Our Take
Huang is right to focus on Vera, but supply constraints and the fact that his biggest customers are already winning with their own chips make this a defensive move, not a growth story.
Why it matters
Inference is where Nvidia's GPU monopoly is weakest. Google, Amazon, and Microsoft are spending $700+ billion on AI infrastructure this year and pouring funds into custom silicon. Vera is Nvidia's answer to a threat that is already materializing.
Do this week
Infrastructure teams: audit your inference workload costs on current GPU stacks and model Vera pricing against in-house custom silicon business cases before committing to next-gen GPU contracts.
Nvidia positions Vera as a second-front business
During its Q1 earnings call, CEO Jensen Huang told analysts that Nvidia's new Vera central processors unlock access to a $200 billion market outside the $1 trillion the company has already forecast from its Blackwell and Rubin GPU lineup through 2027. Huang expects Vera chip revenue to reach $20 billion by the end of this fiscal year, positioning it as Nvidia's second-largest sales contributor (per company statements on the call).

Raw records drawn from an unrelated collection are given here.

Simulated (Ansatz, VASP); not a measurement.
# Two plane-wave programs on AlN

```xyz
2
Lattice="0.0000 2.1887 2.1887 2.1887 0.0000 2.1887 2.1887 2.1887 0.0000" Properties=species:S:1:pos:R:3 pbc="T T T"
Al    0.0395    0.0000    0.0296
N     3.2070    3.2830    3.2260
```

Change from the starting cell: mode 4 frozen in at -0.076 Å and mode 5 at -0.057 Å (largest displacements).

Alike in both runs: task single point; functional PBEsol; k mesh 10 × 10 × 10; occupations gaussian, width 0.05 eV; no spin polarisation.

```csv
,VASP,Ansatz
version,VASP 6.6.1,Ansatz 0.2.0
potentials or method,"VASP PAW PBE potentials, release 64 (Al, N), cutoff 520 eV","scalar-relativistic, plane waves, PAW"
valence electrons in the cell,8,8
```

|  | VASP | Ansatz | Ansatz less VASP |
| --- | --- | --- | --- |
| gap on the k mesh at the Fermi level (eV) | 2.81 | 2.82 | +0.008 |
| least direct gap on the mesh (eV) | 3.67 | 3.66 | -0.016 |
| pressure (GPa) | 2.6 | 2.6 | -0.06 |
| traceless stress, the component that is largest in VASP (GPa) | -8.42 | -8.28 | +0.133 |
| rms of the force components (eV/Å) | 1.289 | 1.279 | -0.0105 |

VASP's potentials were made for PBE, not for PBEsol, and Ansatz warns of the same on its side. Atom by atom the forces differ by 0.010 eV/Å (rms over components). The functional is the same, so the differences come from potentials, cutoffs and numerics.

The timing is strategic. Nvidia reported Q1 revenue of $81.62 billion, beating analyst estimates of $78.86 billion, and guided Q2 at $91 billion, well above Wall Street's $86.84 billion forecast (per earnings release). Despite the beats, Nvidia shares fell 1.6% in extended trading. Investors are focused on a different question: whether AI spending will sustain through 2027 and 2028, especially as the narrative shifts toward inference workloads.
Inference is where Nvidia's dominance is most exposed
Training large models remains firmly Nvidia territory. Inference, generating answers at scale in real time, is where custom chips are making their case. Google, Amazon, and Microsoft are collectively expected to pour more than $700 billion into AI infrastructure this year, up from around $400 billion in 2025. Simultaneously, they are funding custom silicon: Google's TPU line, Amazon's Trainium, and others are designed to serve models cheaply and at scale.
Vera, developed in part using technology from Groq (a startup specializing in inference that Nvidia licensed in a deal reportedly worth around $17 billion), targets exactly this workload. The full Vera Rubin platform, combining the Vera CPU with Rubin GPUs, is set to launch later this year.
But Huang was candid about a structural problem: supply. "My sense is that we'll be supply-constrained through the entire life of Vera Rubin," he said on the call. Nvidia disclosed that its supply commitments rose to $119 billion in Q1, up from $95.2 billion the previous quarter, a significant jump reflecting both confidence in demand and anxiety about a global memory chip crunch. The company also announced an $80 billion share repurchase and raised its quarterly dividend to 25 cents from 1 cent, signaling financial confidence even as supply tightens.
Treat Vera as a defensive hedge, not a lock
Huang pointed to a growing sub-segment of AI-specific cloud customers whose spend is now roughly equal to hyperscalers but growing faster quarter-over-quarter. The argument is that Nvidia will grow faster than hyperscale capex. But that case rests on Vera winning against entrenched custom silicon from vendors who control both the infrastructure and the workloads.
Supply constraints are a real risk. If Nvidia cannot ship Vera volumes at competitive cost and speed, the window for winning inference customers closes faster than the company can pivot. Customers evaluating Vera should demand multi-year supply guarantees and pricing locks, and should baseline Vera's end-to-end cost against their own custom silicon or existing GPU amortization before committing.